No, I think lots of guys find it disgusting regardless of how they were raised. I’m not saying we’re born with a natural disgust towards homosexuality. I’m just saying that when it comes to certain types of sexual acts/behavior some people are going to like seeing some things, some people aren’t going to like seeing others.
I’ve never really like porn or watched porn movies. I mostly only know about facials because of the internet and random chatter I’ve heard in my life. Again I was just using it as an example and I picked it because a lot of the other “non-mainstream” sex acts out there were, IMO a bit too extreme to use as an example.
That’s the only point I was making. That that separator seat doesn’t = a rift created by the evil forces of homophobia, I’ll admit that can certainly be one of the reasons. But just think it’s incorrect to just assume that.
You think then that it’s only ‘natural’ (your word) and understandable that some people find two men consentually (and romantically) kissing (no tongue) more worthy of audible disgust than to see a woman sticking a needle filled with heroin into her thigh, or a man being kicked and beaten by three muggers, or police forcing a filthy homeless woman out of her cardboard box, etc.? If so, then I must look with bemused and visibly disgusted eyes at your values.
Of course it’s at such times that I think of Henry Adams’s studies (the U of GA professor, not the John Adams descendant/author) on homophobia and the findings therein (that the most vocally homophobic of the study participants were more aroused by gay porn and the less aroused by straight porn than the participants who identified as tolerant) and take some tiny measure of satisfaction. But what really sickens me is that I’m 39, I’m intelligent, I’m capable of reasonable physical self defense and more than reasonable rhetorical self defense with these people, but seeing the poor closeted or non-closeted teenagers and 20 somethings and knowing what it does to them and their self esteem to be told by visceral reaction that their love is more disgusting than violence, drug abuse, etc.- I become less than forgiving of the “natural” disgust.

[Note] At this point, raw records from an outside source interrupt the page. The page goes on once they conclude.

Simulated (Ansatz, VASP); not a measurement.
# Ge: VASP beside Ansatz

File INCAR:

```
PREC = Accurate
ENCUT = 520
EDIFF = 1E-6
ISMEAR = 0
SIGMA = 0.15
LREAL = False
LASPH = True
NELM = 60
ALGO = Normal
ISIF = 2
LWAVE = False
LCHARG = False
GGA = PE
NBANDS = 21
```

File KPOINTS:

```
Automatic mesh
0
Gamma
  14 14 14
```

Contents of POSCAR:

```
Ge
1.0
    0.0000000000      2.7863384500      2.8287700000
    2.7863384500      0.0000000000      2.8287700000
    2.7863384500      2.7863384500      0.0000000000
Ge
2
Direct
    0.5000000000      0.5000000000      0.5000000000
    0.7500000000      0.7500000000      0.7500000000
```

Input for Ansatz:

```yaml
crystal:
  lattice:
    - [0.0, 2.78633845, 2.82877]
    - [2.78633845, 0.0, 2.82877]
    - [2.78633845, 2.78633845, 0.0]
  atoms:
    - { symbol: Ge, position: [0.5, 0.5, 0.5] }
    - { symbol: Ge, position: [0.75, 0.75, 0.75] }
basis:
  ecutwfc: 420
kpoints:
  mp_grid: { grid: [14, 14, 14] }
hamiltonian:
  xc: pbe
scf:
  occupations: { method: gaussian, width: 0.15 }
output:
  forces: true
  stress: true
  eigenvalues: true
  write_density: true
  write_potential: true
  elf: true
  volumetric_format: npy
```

I’ve noticed what Capybara mentioned also about the way male on male rape is seen as just intrinsically more brutal and disgusting a violation than male-female rape, when both involve the sexual penetration of another person by force and against their will. Disgusting how Marsellus, an extremely unlikable and unsympathetic character, being anally raped caused more visceral reaction among the men in the theater when I watched Pulp Fiction than the little girl being raped caused when I watched Time to Kill. People are so… fucking stupid and uneven.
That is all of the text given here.